Mango DBLesson 27 – Aggregation Basics | Dataplexa

Aggregation Basics

The find() method retrieves documents — but it cannot compute totals, group records, calculate averages, or reshape data. For anything beyond simple retrieval you need the aggregation framework. MongoDB's aggregation framework processes documents through a sequence of stages called a pipeline. Each stage receives the output of the previous stage, transforms it in some way, and passes the result downstream. The pipeline approach is flexible, composable, and powerful enough to replace entire layers of data-processing application code with a single database query. This lesson introduces the four most essential stages — $match, $group, $project, and $sort — and shows how they work individually and together using the Dataplexa Store dataset.

The Pipeline Model

An aggregation pipeline is a Python list of stage dictionaries passed to collection.aggregate(). Documents flow through each stage in order — the output of one stage becomes the input of the next. Stages do not modify the original collection; they transform a working copy of the documents as they pass through.

# The pipeline model — documents flow through stages sequentially

from pymongo import MongoClient

client = MongoClient("mongodb://localhost:27017/")
db     = client["dataplexa"]

# A minimal pipeline — one stage
single_stage = [
    {"$match": {"status": "delivered"}}   # Stage 1: filter documents
]

results = list(db.orders.aggregate(single_stage))
print("Single-stage pipeline ($match only):")
for o in results:
    print(f"  {o['_id']}  {o['status']:12}  ${o['total']:.2f}")

# A two-stage pipeline — filter then sort
two_stage = [
    {"$match": {"status": "delivered"}},          # Stage 1: filter
    {"$sort":  {"total": -1}}                      # Stage 2: sort descending
]

results = list(db.orders.aggregate(two_stage))
print("\nTwo-stage pipeline ($match → $sort):")
for o in results:
    print(f"  {o['_id']}  ${o['total']:.2f}")

# Pipeline principles
print("\nPipeline rules:")
rules = [
    "Stages execute left to right — output of each feeds the next",
    "Stages do not modify the original collection",
    "Any number of stages can be chained",
    "$match early — reduces document count before expensive stages",
    "aggregate() returns a cursor — iterate it like find()",
]
for r in rules:
    print(f"  • {r}")

Single-stage pipeline ($match only):
o001 delivered $44.96
o003 delivered $99.98
o005 delivered $329.98
o007 delivered $11.97

Two-stage pipeline ($match → $sort):
o005 $329.98
o003 $99.98
o001 $44.96
o007 $11.97

Pipeline rules:
• Stages execute left to right — output of each feeds the next
• Stages do not modify the original collection
• Any number of stages can be chained
• $match early — reduces document count before expensive stages
• aggregate() returns a cursor — iterate it like find()
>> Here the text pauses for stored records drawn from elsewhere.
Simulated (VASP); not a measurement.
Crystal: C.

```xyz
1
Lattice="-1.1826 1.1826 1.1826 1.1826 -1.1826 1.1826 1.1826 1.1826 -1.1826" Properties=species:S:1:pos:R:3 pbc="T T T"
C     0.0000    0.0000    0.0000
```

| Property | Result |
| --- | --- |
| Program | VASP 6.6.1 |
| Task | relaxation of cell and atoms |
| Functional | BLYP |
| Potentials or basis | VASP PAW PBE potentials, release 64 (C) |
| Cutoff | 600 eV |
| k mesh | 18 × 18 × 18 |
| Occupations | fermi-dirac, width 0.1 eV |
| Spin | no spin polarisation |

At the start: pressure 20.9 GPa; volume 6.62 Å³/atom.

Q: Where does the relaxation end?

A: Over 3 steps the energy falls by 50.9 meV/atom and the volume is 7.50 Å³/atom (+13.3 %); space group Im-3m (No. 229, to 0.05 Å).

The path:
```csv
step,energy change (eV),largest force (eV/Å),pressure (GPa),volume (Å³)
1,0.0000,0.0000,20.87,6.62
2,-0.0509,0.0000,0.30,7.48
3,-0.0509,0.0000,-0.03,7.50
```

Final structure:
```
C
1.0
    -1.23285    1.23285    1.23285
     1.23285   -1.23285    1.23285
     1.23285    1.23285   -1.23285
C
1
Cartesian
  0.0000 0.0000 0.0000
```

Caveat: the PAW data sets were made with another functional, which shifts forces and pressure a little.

aggregate() always receives a list — even a single-stage pipeline must be wrapped in a list
Placing $match as the first stage is the most important pipeline optimisation — it reduces the document count before any expensive grouping or reshaping work begins
The aggregation framework runs entirely on the MongoDB server — no data is transferred to the application until the final stage produces results

$match — Filtering Documents

$match is the aggregation equivalent of find()'s filter argument. It accepts the same query operators — comparison, logical, array, regex — and passes only the matching documents to the next stage. When $match is the first stage and its filter can use an index, the entire pipeline benefits from that index.

# $match — filtering at the start and middle of a pipeline

from pymongo import MongoClient

client = MongoClient("mongodb://localhost:27017/")
db     = client["dataplexa"]

# $match at the start — index-eligible, reduces input to later stages
print("Products rated 4.5 or higher ($match only):")
results = db.products.aggregate([
    {"$match": {"rating": {"$gte": 4.5}}}
])
for p in results:
    print(f"  {p['name']:25}  rating: {p['rating']}  ${p['price']:.2f}")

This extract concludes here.